Photos: EPA Head Scott Pruitt Greeted by Protesters in East Chicago

Community Strategy Group organizer April Friendly, left, leads a rally Wednesday during EPA head Scott Pruitt's visit to East Chicago. (Photos by Alex Ruppenthal / Chicago Tonight)Community Strategy Group organizer April Friendly, left, leads a rally Wednesday during EPA head Scott Pruitt's visit to East Chicago. (Photos by Alex Ruppenthal / Chicago Tonight)

About 100 East Chicago residents and activists rallied and marched Wednesday while EPA head Scott Pruitt visited the city's lead-contaminated neighborhoods.

Protesters said they were demanding that the government take steps to clean up homes and address water and soil contamination, which last year forced the closure of a public housing complex that left nearly 1,000 residents in search of new homes.
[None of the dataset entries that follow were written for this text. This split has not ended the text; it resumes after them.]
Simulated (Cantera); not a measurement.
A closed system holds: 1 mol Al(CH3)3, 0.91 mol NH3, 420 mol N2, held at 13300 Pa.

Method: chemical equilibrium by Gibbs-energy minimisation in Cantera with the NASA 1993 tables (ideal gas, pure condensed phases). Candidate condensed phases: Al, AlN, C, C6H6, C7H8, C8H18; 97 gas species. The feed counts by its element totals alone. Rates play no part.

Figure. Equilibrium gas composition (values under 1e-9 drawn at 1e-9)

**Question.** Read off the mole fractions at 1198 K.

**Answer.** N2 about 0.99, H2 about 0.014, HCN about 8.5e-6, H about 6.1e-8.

After touring neighborhoods plagued with high concentrations of lead and arsenic in the soil, Pruitt met with five East Chicago residents who shared their experiences dealing with the city's contaminated water and soil.

Participants at the rally, organized by East Chicago's Community Strategy Group, said they did not expect to meet with Pruitt, who was appointed by President Donald Trump to lead an agency he critcized regularly while serving as Oklahoma's attorney general. Trump has proposed a 31-percent cut to the EPA's budget that would inevitably weaken clean-up efforts in places such as East Chicago. 

"We didn't invite him to meet with us," said Jessica Fujan, Midwest regional director for environmental group Food and Water Watch. "We're not particularly impressed with Mr. Pruitt."

Below, more photos from the march and rally.


East Chicago resident Thomas Frank, above right, speaks during the rally. He was one of five East Chicago residents who met with Pruitt. 

Frank said though Pruitt listened carefully during the meeting, he did not commit to additional EPA resources toward remediation efforts or other clean-up work in East Chicago.

"There was no back and forth," Frank said. "Each resident had a statement. There was no set commitment. He kind of responded to a few comments. He did say that this is not about money; it's about fixing the problem."


The Rev. Cheryl Rivera speaks during Wednesday's rally in East Chicago. 

"We will not tolerate it," Rivera said. "We are here because we are demanding justice. We want full funding for the EPA."


East Chicago residents and activists protest Pruitt's visit Wednesday to the city's lead-contaminated neighborhoods. 


"You want us to drink the water, Scott Pruitt? You drink it first!" one protester said during the rally. 


Lori Latham and her 3-year-old son, Lennon, join the march. Latham, who lives in neighboring Gary, said she has been boiling water for the past week since a spill at a nearby U.S. Steel site that released a carcinogenic chemical into area water sources.

"I told him we were going to fight for our rights," Latham said about explaining the rally to her son.



East Chicago resident Tremaine Cooley, left, watched Wednesday's march with his family from outside their home on McCook Avenue, where he has lived since 2000. 

The soil at the family's home has been tested, but Cooley said he didn't know how much lead or other contaminants were found.

"Nobody wants to relocate," said Cooley's relative Pamela Worlds, right. "This is your home, your roots."


East Chicago residents and activists rallied outside an elementary school where Pruitt met with five residents who shared their experiences with the city's contaminated water and soil. 


EPA head Scott Pruitt exits an elementary school where he met with five East Chicago residents, including Thomas Frank. 


Scott Pruitt speaks briefly to media after touring East Chicago's lead-contaminated neighborhoods Wednesday. Pruitt did not answer questions from reporters about his visit. 


Indiana Gov. Eric Holcomb speaks.


East Chicago Mayor Anthony Copeland speaks Wednesday. 

In September, Copeland announced plans to demolish the West Calumet Housing Complex because of lead contamination, leaving about 1,000 residents in search of new homes.

"It is one of the hardest decisions I've had to make, to tell people to leave their homes," Copeland said. "But I know that there was more harm that could have happened to them."